Menu
Paid Advertisement
view counter

Combined measures better at gauging teacher effectiveness, study finds

This is a reprint of an article that originally appeared in Education Week.


by Stephen Sawchuk

Student feedback, test-score growth calculations, and observations of practice appear to pick up different but complementary information that, combined, can provide a balanced and accurate picture of teacher performance, according to research released by the Bill & Melinda Gates Foundation.

A composite measure on teacher effectiveness drawing on all three of those measures, and tested through a random-assignment experiment, predicted fairly accurately how much high-performing teachers would successfully boost their students’ standardized-test scores, concludes the series of new papers, part of the massive Measures of Effective Teaching study launched three years ago.

“If you select the right measures, you can provide teachers with an honest assessment of where they stand in their practice that, hopefully, will serve as the launching point for their development,” said Thomas J. Kane, a professor of education and economics at the Harvard Graduate School of Education, who headed the study.

Basing more than half a teacher’s evaluation on test-score-based measures of student achievement seemed to compromise it, the researchers also found.

Another piece suggests that teachers should be observed by more than one person to ensure that observations are reliable.

The findings are among dozens from the final work products of MET. Together, they are billed as a proof point for the three measures the foundation has spent years studying.

Even as they praised the project’s other insights, some scholars debated the strength of the findings from the random experiment. One glitch: Teachers and administrators didn't always comply with the randomization component, making it harder to interpret the findings.

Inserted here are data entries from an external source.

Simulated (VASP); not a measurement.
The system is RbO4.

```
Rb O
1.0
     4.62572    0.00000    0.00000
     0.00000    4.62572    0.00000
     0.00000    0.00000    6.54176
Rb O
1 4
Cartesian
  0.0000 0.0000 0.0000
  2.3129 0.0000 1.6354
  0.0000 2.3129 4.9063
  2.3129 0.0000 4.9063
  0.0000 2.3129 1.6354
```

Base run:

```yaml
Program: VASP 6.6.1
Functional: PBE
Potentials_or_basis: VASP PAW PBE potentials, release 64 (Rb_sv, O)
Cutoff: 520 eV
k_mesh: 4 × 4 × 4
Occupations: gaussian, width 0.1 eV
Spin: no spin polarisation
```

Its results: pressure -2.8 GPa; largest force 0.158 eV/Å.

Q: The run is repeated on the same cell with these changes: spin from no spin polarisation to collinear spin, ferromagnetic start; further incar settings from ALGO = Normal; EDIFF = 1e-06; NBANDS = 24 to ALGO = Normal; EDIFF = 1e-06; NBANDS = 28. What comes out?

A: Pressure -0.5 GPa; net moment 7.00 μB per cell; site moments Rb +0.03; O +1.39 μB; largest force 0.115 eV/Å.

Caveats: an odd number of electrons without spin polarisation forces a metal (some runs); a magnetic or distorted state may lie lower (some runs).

“We can only be certain that it’s a valid predictor of future test scores for those teachers who complied with the assignments,” said Jonah E. Rockoff, an associate professor of finance and economics at Columbia Business School, who has studied teacher-quality issues using economic techniques. Mr. Rockoff was not involved in the study, but reviewed early drafts of the randomization.

Taken as a whole, the final MET findings provide much food for thought about how teacher evaluations might best be structured. But they are not likely to end a contentious, noisy debate about evaluation systems, and they are almost certain to be intensely debated, in part because of Gates’ separate support for advocacy organizations that have already staked out positions on teacher evaluations.

(The Gates Foundation also provides supports for coverage of business and innovation in Education Week.)

Weighing measures

The $45 million study, in progress since 2009, is one of the largest and most extensive research projects ever undertaken on the question of how to identify and measure high-quality teaching. It involved some 3,000 teachers in six districts: Charlotte-Mecklenberg, N.C.; Dallas; Denver; Hillsboro County, Fla.; Memphis, Tenn.; and New York City.

Earlier studies released by the MET project had examined three potential measures of teacher quality: observations of teachers keyed to teaching frameworks, surveys of students’ perceptions of their teachers, and a value-added method, which attempts to isolate teachers’ contributions to their students’ academic achievement. Researchers examined the relationship of each measure to students’ scores on state standardized tests; to their scores on a more complex, project-based series of tasks; and to their perceptions of their teachers’ instructional strengths and weaknesses.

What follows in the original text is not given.